You misinterpreted me. What I said is that the extra effort needed to report this vulnerability isn't a fault of the Amex customer service system. Of course it's a faulty deployment process that allowed this to happen in the first place. But as far as escalating a trouble report from an ordinary consumer, what happened does seem pretty reasonable.
Flip it around: what if Amex (or any other large company) made it easy to escalate everything to a technologically capable supervisor right away? Those supervisors would be deluged in uninformed, irrelevant, and just plain wrong security reports. Filtering out the signal from the noise in the security landscape is a monumental task in itself. As tech savvy hackers, we always think we're entitled to say "I know what I'm doing so escalate me over the idiots", but how does a company or CSR tell whether that's actually true?
The dozen or so hackers in this thread that expect that "security vulnerability" is some magic keyword that gets you talking to the head technical honcho of the security group have probably never answered phone calls for a big company. Phone support for somebody like AmEx is a huge burden of cost and manpower; the structure of the tree has been set firmly in place since the 1980's to take care of the most common 90% of issues using the least-paid person available. I'm sorry, if you're in the long tail you will just have to expect to wait extra. That goes double if you are not a cardmember (read: paying customer).
I am surprised that the above person in Australia got through at all, and that the CSR had latitude to try to spend time replicating the issue. In my opinion, for a credit card company, 20 minutes and a positive conclusion for a matter as rare as reporting a webapp vulnerability is a success.

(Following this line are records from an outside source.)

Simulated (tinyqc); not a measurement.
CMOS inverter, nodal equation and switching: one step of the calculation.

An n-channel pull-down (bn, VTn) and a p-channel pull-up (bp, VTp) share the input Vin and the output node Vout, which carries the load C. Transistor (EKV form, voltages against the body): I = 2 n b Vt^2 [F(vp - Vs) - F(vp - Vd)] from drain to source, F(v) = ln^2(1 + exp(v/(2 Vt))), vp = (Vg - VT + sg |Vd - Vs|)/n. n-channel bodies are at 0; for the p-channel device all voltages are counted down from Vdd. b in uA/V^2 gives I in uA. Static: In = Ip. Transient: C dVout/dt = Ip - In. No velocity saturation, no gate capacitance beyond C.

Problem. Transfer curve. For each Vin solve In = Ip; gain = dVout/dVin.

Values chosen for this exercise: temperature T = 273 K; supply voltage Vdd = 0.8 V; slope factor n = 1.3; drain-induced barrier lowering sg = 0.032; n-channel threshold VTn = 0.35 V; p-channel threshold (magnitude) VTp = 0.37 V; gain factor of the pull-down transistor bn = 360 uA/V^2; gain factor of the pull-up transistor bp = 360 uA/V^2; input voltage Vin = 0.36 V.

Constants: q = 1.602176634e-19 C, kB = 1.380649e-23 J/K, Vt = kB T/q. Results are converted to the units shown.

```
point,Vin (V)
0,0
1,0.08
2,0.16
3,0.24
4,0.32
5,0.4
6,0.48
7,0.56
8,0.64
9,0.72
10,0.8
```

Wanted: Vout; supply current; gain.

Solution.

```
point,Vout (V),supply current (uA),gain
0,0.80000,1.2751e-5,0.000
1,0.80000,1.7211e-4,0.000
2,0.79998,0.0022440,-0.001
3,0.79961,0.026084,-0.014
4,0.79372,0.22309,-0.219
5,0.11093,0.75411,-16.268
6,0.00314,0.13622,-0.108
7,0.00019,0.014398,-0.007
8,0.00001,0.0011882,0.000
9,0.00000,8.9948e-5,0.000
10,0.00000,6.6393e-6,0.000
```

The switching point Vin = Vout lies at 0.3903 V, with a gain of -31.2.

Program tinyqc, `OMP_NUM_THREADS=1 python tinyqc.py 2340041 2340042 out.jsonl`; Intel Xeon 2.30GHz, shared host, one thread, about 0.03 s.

Sure, none of you should be thrilled about the situation because as technically-oriented people with generous motives the system is not set up to serve you. But that's not a failure of the system, except maybe from your own individual perspective. Believe me, AmEx has done the cost-benefit analysis and they are saving boatloads of money by having those rare well-intentioned hackers listen to some hold music, because it is too expensive to sort you out from the thousands of loonies that got a phishing email. Security breaches are an acknowledged risk and they are already prepared to absorb their effects on multiple levels.
In a way it is a failure of the system, in that it is much easier to simply post the vulnerability on your blog or a full-disclosure mailing list than 'officially' report it. This could potentially cost them large amounts of money.
Why would finding a vulnerability give you the moral imperative to waste so much time reporting it? Especially if you're not a customer or otherwise affected by it? I know I wouldn't.
This is why companies like Google have a security issue submit form. Sure, some lower-wage people will be filtering it, but at least they will have had training to separate the important from the unimportant problems. And for a bank, security is even more paramount.
> Sure, none of you should be thrilled about the situation because as technically-oriented people with generous motives the system is not set up to serve you. But that's not a failure of the system, except maybe from your own individual perspective. Believe me, AmEx has done the cost-benefit analysis and they are saving boatloads of money by having those rare well-intentioned hackers listen to some hold music
Which is why we shouldn't jump through their hoops. If we do we let them get away with it. If we didn't they'd be forced to pay more attention.
The well-meaning person in this thread did them and us a disservice by going so far out of his way.
Actually, it is. They failed. Their system was open for years in secret, and at least hours after someone tried to point out the problem to them.
It's not the CS rep's fault. But it is their boss's fault, all the way up to the top.